We should therefore understand what we are asking of the homosexual community, and know our own history. Roughly a hundred and fifty years ago, our Church was asked by God to practice another form of alternative marriage, polygamy. This was difficult, even devastating for those called to take another wife into the family. Brigham Young himself said it made him "desire the grave" and that he felt jealous of corpses he saw in coffins for some time after the teaching was handed down. It's not hard to see why they struggled. I'd have a pretty hard time with this myself should I be called on to practice it (I'm not anticipating that I will). Many members of the Church have personal family journals handed down over the generations documenting this difficult transition to polygamy, and then what was, for some, an equally difficult transition away from it when the practice was discontinued in 1890.

Now we believe that God has asked us to oppose gay marriage. I'd rather be asked to again practice polygamy, or more to the point at hand, to give up my marriage and go celibate, and I dearly love my husband. Why? Well, this is what we're asking gays to do, and I'd rather endure the pain of following a hard commandment than ask other people to while I live in the relative security of my traditional marriage and family. It breaks my heart to have to take this position knowing how it will hurt my gay friends, and I am quite willing to hear their anger, frustration, profanity filled rants, etc. on the subject. I completely understand if they think I've got lunatic, believing that I should do this thing when it will hurt them so profoundly. I will follow this directive, but there's no way on Earth I'm going to rest easy about it. To do so, for me, is downright unChristian. It truly bothers me how many members of the Church shrug nonchalantly while carrying this out. To me this is commandment similar to being asked to cross the plains to unknown Utah. People died on that trek. Many didn't understand how this would help the Church; it seemed like suicide. In the end of the day it saved us, but it was a struggle and ought to have been. Sometimes God asks hard things, like putting our children in a situation where they might starve or freeze to death or dashing the dreams of our friends and family. We can be faithful and still find the task hard. In fact, sometimes I think it belittles us to find the task easy.

We should never use lies to further our agenda. Here is where I think that Church members have really misbehaved. For the record, legalization of gay marriage would not abrogate our First Amendment rights to continue our teachings. It would not lead directly to the disincorporation of our Church. It would not require us to solemnize gay marriages in our temples. Seriously... no one's forced us to solemnize second marriages by already sealed women in our temples or put a stop to us sealing men to multiple women in serially monogomous marriages. There's no precedent for the claim that gay marriage would be any different.
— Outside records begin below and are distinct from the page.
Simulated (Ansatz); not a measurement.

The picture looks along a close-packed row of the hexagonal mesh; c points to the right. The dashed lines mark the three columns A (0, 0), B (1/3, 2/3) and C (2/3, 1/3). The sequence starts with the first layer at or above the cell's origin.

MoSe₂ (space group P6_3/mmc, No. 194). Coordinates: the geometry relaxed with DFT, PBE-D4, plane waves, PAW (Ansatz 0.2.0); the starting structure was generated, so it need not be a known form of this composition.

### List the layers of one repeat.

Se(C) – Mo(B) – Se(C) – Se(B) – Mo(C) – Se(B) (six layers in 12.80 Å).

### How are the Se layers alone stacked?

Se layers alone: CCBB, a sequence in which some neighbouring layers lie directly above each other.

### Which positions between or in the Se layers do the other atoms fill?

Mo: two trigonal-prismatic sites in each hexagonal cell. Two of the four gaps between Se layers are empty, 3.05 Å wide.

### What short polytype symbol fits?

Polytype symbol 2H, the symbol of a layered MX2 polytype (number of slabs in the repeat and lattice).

Also, gays are not responsible for the deterioration of the institution of marriage. This claim is outrageous. You can't blame a group for trashing a club when they've never even been inside said club, never been given membership. Heterosexuals are to blame there, and as a Church we work to shore up the institution and practice it according to what we believe is correct. But if there's anyone we want to take to task over the current status of marriage, let's restrict our criticism to those who have a legal right to it. A related argument is that if we let gays get married, than "anyone can get married." Um... we blew through that threshold ages ago. Heterosexuals marry for a plethora of dishonest reasons, for citizenship rights, to share health benefits, to please the parents. Banning gay marriage doesn't protect us from this. One of the ironies of the gay marriage debate is that those gays who want marriage represent one of the more conservative wings of their movement. They believe that marriage is important and meaningful. They want monogamous commitment. They want a stable, two parent household for their children. In fact, we've got quite a bit in common with them and they're being dead honest when they say that they believe they're working to preserve the sanctity of marriage.

What exactly gay marriage would do to the fabric of society is very difficult to say. We can look at other countries that legalized it, but there are different legal regimes and cultural factors clouding some of the data there. Honestly, I do not believe that we know. We'd be in uncharted territory. When I don't know something, I believe in saying that I don't know.

We should remember our place on the fringes of society. Just a little over a century ago, we members of the Church were persecuted for our alternative marriage practices and our unusual doctrines. When we take the offensive against other groups, we need to do it with humility. We need to not repeat the mistakes and tactics that were used against us, because if we aren't careful, we'll look like the ultimate hypocrites. In fact, I think we already do. I believe that we look like people who hold to our hearts our own tortured past, then use what societal legitimacy we've gained to be overbearing, insensitive, and offensive towards others who don't share our coveted societal legitimacy. That's shameful. Aren't we supposed to be great historians and genealogists? If we feel unfairly targeted in our opposition of gay marriage, well I just have to say that I think it's absolutely fair. We of all people should know better. I am not angry at anyone who holds us to this higher standard. We should rise to it.





So, because I feel that members of the Church often did preach from a place of ignorace, hypocrisy, and dishonesty, I'm not proud of Prop 8's passage. I'm not proud of us. I think what we were asked to do was a lot harder than what we actually did. Our hypocrisy ought to come back to bite us. I hope for our own good that it does, and if my state ever faces a gay marriage amendment, I hope we do our job right. That is to state our position clearly, compassionately, and with full understanding that it will be questioned, attacked, and that our fundamental answer that "this is what God wants" is not going to be widely believed. We should strive to accurately understand the legal ramifications and not blow them out of proportion. We should be willing to not only endure, but actually listen to our opposition and be able to say, honestly, that we regret the pain that our position causes them. We should not be overbearing; we should bend over backwards to appear anything but. We should not let this task be easy for us.

Is it possible to still win on the issue? Christ, when he sat down with a Samaritan woman at the well told her that he knew she had been married five times and was currently living as an adulteress. He told her that her religion was wrong and that "salvation is of the Jews", the Jews being an ethnic group who exercised vile prejudice against the Samaritans. He said all of this in a way that caused the woman to listen, and to run to her village to bring back others to hear his teachings. Until we too can say a hard thing in a way that doesn't undermine our expression of sincere love, sympathy, and desire for unity, we're never going to really be able to carry out God's work on the Earth. Yes it's hard. Impossible seeming. Anyone familiar with scripture and history shouldn't be surprised. This is the task we've been set, and I fear that as a cultural group, we took some dangerous shortcuts this time around that may in the long term erode any "progress" we feel we've made.